Problem
I'm trying to load and use a keras model in AWS Lambda, but importing keras from tensorflow is taking a long time in my lambda function. Curiously, though, it didn't take very long in SageMaker. Why is this, and how can I fix it?
Setup Description
I'm using the serverless framework to deploy my function. The handler and serverless.yml are included below. I have an EFS volume holding my dependencies, which were installed using an EC2 instance with the EFS volume mounted. I pip installed dependencies to the EFS with the -t flag. For example, I installed tensorflow like this:
sudo miniconda3/envs/devenv/bin/pip install tensorflow -t /mnt/efs/fs1/lib
where /mnt/efs/fs1/lib is the folder on the EFS which stores my dependencies. The models are stored on s3.
I prototyped my loading my model on a Sagemaker notebook with the following code:
import time
start = time.time()
from tensorflow import keras
print('keras: {}'.format(time.time()-start))
import boto3
import os
import zipfile
print('imports: {}'.format(time.time()-start))
modelPath = '***model.zip'
bucket = 'predictionresources'
def load_motion_model():
s3 = boto3.client('s3')
s3.download_file(bucket, modelPath, 'model.motionmodel.zip')
with zipfile.ZipFile('model.motionmodel.zip', 'r') as zip_ref:
zip_ref.extractall('model.motionmodel')
return keras.models.load_model('model.motionmodel/'+os.listdir('model.motionmodel')[0])
model = load_motion_model()
print('total time: {}'.format(time.time()-start))
which has the following output:
keras: 2.0228586196899414
imports: 2.0231151580810547
total time: 3.0635251998901367
so, including all imports, this takes around 3 seconds to execute.

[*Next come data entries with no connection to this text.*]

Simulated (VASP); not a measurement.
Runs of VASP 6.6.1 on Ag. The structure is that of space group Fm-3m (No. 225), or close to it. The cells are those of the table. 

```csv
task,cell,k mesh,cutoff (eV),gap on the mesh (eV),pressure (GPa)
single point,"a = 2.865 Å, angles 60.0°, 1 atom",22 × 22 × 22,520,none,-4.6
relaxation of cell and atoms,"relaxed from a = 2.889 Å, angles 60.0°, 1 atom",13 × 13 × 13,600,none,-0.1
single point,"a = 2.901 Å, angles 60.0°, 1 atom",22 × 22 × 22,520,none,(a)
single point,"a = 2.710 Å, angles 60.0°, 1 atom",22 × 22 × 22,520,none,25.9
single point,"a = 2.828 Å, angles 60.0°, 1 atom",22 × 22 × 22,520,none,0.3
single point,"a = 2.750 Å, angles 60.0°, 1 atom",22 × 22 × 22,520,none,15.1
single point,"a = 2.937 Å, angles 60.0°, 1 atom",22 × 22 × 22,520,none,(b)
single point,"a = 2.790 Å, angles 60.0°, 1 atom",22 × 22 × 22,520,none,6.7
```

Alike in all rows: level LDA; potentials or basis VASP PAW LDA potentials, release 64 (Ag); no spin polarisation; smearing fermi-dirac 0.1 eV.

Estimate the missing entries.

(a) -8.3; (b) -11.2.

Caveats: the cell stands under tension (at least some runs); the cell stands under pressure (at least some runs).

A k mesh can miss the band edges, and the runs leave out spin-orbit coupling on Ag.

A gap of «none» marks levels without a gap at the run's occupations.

however, when I deploy to AWS Lambda with serverless, keras takes substantially longer to import. This lambda function (which is the same as the other one, just wrapped in a handler) and serverless.yml:
Handler
try:
import sys
import os
sys.path.append(os.environ['MNT_DIR']+'/lib0') # nopep8 # noqa
except ImportError:
pass
#returns the version of all dependancies
def test(event, context):
print('TEST LOADING')
import time
start = time.time()
from tensorflow import keras
print('keras: {}'.format(time.time()-start))
import boto3
import os
import zipfile
print('imports: {}'.format(time.time()-start))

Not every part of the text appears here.